# Market Lamb pen for barn



## Zach Reasoner (Aug 2, 2018)

My son is going to be showing market lambs in 4-h next year.  I will be building a pen inside our barn for them to be in part of the time.  Will it be ok to use non-treated pine to build the pen.  I just wanted to make sure they wont want to nibble on the wood or if they do, it wont harm them.  Thanks


----------



## Latestarter (Aug 2, 2018)

Greetings and welcome to BYH from NE TX! So glad you joined us and finally posted. I'll tag a few folks with sheep knowledge for you. I don't know but suspect it shouldn't be an issue... @Sheepshape @Mike CHS @mysunwolf @Baymule @goatgurl @Ridgetop and there are many others. Best of luck to your son and family with 4H. There's a wealth of info, knowledge and experience shared in the multitude of threads. Browse around and see what interesting stuff you can find. By all means post away when the desire strikes you, especially if you have questions (provide as much detail/info as possible and pictures truly help)... With all the great folks here, generally someone will respond in no time at all. Please make yourself at home!
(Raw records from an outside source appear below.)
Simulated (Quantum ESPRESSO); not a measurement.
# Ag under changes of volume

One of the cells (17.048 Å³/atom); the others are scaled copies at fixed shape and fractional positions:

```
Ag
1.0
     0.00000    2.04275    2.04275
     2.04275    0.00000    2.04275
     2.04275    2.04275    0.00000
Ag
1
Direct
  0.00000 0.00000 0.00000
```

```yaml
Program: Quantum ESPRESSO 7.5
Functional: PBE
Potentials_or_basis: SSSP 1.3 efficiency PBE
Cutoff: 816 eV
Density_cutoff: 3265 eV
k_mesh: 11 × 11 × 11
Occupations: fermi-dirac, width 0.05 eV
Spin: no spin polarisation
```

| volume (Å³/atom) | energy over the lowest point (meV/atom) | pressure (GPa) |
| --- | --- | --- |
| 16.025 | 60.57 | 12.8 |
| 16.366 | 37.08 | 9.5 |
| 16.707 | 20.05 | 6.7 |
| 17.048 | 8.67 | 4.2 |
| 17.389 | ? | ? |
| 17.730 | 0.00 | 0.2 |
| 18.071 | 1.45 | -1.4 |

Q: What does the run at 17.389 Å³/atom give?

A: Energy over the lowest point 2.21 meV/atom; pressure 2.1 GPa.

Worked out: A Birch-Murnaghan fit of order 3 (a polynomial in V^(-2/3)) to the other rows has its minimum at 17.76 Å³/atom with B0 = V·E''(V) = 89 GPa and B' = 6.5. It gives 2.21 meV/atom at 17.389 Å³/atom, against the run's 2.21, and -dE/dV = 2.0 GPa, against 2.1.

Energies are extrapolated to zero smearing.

PLEASE put at least your general location in your profile. It could be very important if/when you ask for or offer help or advice. You know, climate issues and such. I recommend at least your state as most folks won't be able to figure out where if you put anything more specific (county, town, street, etc) by itself.  Old folks like me  will never remember & look there first. To add it, mouse hover over Account top right and a drop down will appear. Click on Personal Details and scan down. You'll see the spot for Location. Then go to the bottom and save changes.  Thanks! Hope you enjoy the site!


----------



## Mike CHS (Aug 2, 2018)

We used cattle panels mainly but we do have some wood framing.  I know of several farms that have wooden stalls and I have seen no sign that our sheep have chewed on wood in their stalls.

Also would like to welcome you to BYH and I hope you enjoy it as much as the rest of us do.


----------



## Baymule (Aug 2, 2018)

My sheep have never chewed on lumber. But the horses.....

Welcome to the forum, glad to have you here!


----------



## mysunwolf (Aug 2, 2018)

I agree with the others, sheep generally don't chew on lumber (though the dairy breeds sometimes do). Your plan sounds just fine.


----------



## goatgurl (Aug 4, 2018)

have never had the sheep chew on wood in the barn or any where else for that matter.  I don't see a problem with using the untreated pine but as @Mike CHS said you can also use cattle panels.  I use them a lot for temporary pens.  good luck to your son with his lambs.


----------



## mystang89 (Aug 4, 2018)

mysunwolf said:


> I agree with the others, sheep generally don't chew on lumber (though the dairy breeds sometimes do). Your plan sounds just fine.



Thank you! I was hoping it wasn't just my sheep who chewed my barn up. Darn things.


----------



## mysunwolf (Aug 4, 2018)

mystang89 said:


> Thank you! I was hoping it wasn't just my sheep who chewed my barn up. Darn things.



Yeah, not just you! I went to tour a sheep dairy (where I bought a ram) and all the lambs were gnawing on the fences, barns, and had chewed a hole in an old barn. I was appalled, but I don't keep mine in wood areas so I never knew. Mine chew on the cattle panels, eat tarps, etc. I have seen other folks' Friesians, Lacaunes, and Awassi/Assaf chew wood as well.


----------



## Mike CHS (Aug 4, 2018)

mysunwolf said:


> Mine chew on the cattle panels, eat tarps, etc. I have seen other folks' Friesians, Lacaunes, and Awassi/Assaf chew wood as well.



I had been assuming our Akbash pup was destroying tarps on hoop houses till I saw the sheep chewing on them.  We switched over to shorter tarps so they still get shade but they can't reach the tarps.  They need to get rained on anyway so every once in awhile I will close them off in a paddock that has no shelter if it looks like some rain is coming.


----------



## mystang89 (Aug 5, 2018)

I wonder if they think they are just missing some mineral or if they are simply like infants and like putting anything they can in their mouths.


----------



## Zach Reasoner (Aug 8, 2018)

Thanks for all the replies.  I had read somewhere that mineral deficiencies can lead to odd behaviors, such as chewing wool and possibly wood.  Probably going to use the cattle panels as we already have some and this setup should be temporary as we plan to build a new barn next summer, fingers crossed!


----------